To know and to see are the
characteristics of the consciousness. In its mundane state, being
contaminated by Karmic matter, the faculty is not fully manifested, but it
can be developed.
The term dhyana (meditation) is
usually defined as the concentration of thinking on a particular subject
for a length of time. Now the mind is the instrument of 'thinking' as well
as 'perception'. And, therefore, when linked with Preksa Dhyana
becomes 'concentration of perception and not of thought. While it is
conceded that both thinking (conception) as well as seeing (perception)
assist in ascertaining and knowing the truth, the latter is more potent
than the former. In the tenets propounded by Bhagavan Mahavira 'perceive
and know' is given more prominence than 'think, contemplate and know'.

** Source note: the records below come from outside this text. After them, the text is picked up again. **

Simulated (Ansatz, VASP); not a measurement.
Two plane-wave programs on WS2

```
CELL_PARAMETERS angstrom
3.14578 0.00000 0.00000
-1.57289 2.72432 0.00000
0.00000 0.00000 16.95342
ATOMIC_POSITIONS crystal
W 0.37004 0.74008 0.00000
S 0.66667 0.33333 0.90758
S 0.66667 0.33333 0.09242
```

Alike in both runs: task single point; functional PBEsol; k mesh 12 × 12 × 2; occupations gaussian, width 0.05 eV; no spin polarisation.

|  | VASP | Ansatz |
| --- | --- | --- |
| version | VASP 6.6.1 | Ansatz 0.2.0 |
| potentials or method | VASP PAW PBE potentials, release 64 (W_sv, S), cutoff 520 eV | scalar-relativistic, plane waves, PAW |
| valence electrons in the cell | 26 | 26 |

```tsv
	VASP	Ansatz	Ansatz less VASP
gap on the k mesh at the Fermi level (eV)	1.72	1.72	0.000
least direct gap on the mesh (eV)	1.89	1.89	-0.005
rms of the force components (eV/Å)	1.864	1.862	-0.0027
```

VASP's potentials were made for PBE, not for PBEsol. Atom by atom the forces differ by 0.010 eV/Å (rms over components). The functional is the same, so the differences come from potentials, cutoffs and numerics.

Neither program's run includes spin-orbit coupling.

This is because perception is strictly concerned with the phenomena of the
present; it is neither a memory of the past nor an imagination of the
future; whatever is happening at the moment of perception must necessarily
be a reality. The process of perception, therefore, excludes a mere
One commences the practice of this
technique with the perception of the body. Body contains the soul.
Therefore, one must pierce the wall of the container to reach the content
(the soul). Again, 'breathing' is a part of the body and essence of life.
To breathe is to live; and so breath is naturally qualified to be the
first object of our perception, while the body itself would become the
next one. The vibrations, sensations and other physiological events are
worthy of our attention. Our conscious mind becomes sharpened to perceive
these internal realities in due course, and then it will be able to focus
itself on the minutest and the most subtle occurences within the body. The
direct perception of emotions, urges and other psychological events will
then be possible. And ultimately the envelope of karmic matter,
contaminating the consciousness could be clearly recognised.
As stated above, our conscious mind is
capable of two categories of functions viz. thinking and perceiving
conception and perception. But it is incapable of being engaged in both
the categories simultaneously. One either thinks or perceives. Exclusive
perception of a single object can thus become an efficient tool for
steadying the ever wandering mind. If one concentrates in perceiving any
external object, he finds that his mind has steadied and his train of
thoughts has almost halted. Similarly when one concentrate on the
perception of his own internal phenomena such as sensations, vibrations or
even thoughts, he will realize that the mind has stopped its usual
meandering and is fully engaged in perception. Continued concentrated
perception of intrinsic processes will ultimately enable one to perceive
the subtle bodies.
In 'preksa' perception always
means experience bereft of the duality of like and dislike. When the
experience is contaminated with pleasure or pain, like and dislike,
perception loses its primary position and becomes secondary.
Impartiality and equanimity are
synonymous with Preksa. Preksa is impartial perception, where there
is neither the emotion of attachment nor aversion, neither pleasure nor
displeasure. Both these states of emotion are closely and carefully
perceived but not experienced. And because both are perceived from close
quarters, it is not difficult to reject both of them and assume a neutral
position. Thus equanimity is essentially associated with preksa.
Our sense-organ of sight is merely an
instrument of perception of an object; it is neither responsible for its
existence nor does it derive pleasure (or pain) from it. The same applies
to the purely perceptive consciousness. He, whose 'perception' and
'knowledge' are pure, does neither attract new karmic matter nor
does he suffer the effect of the old accumulated karmas.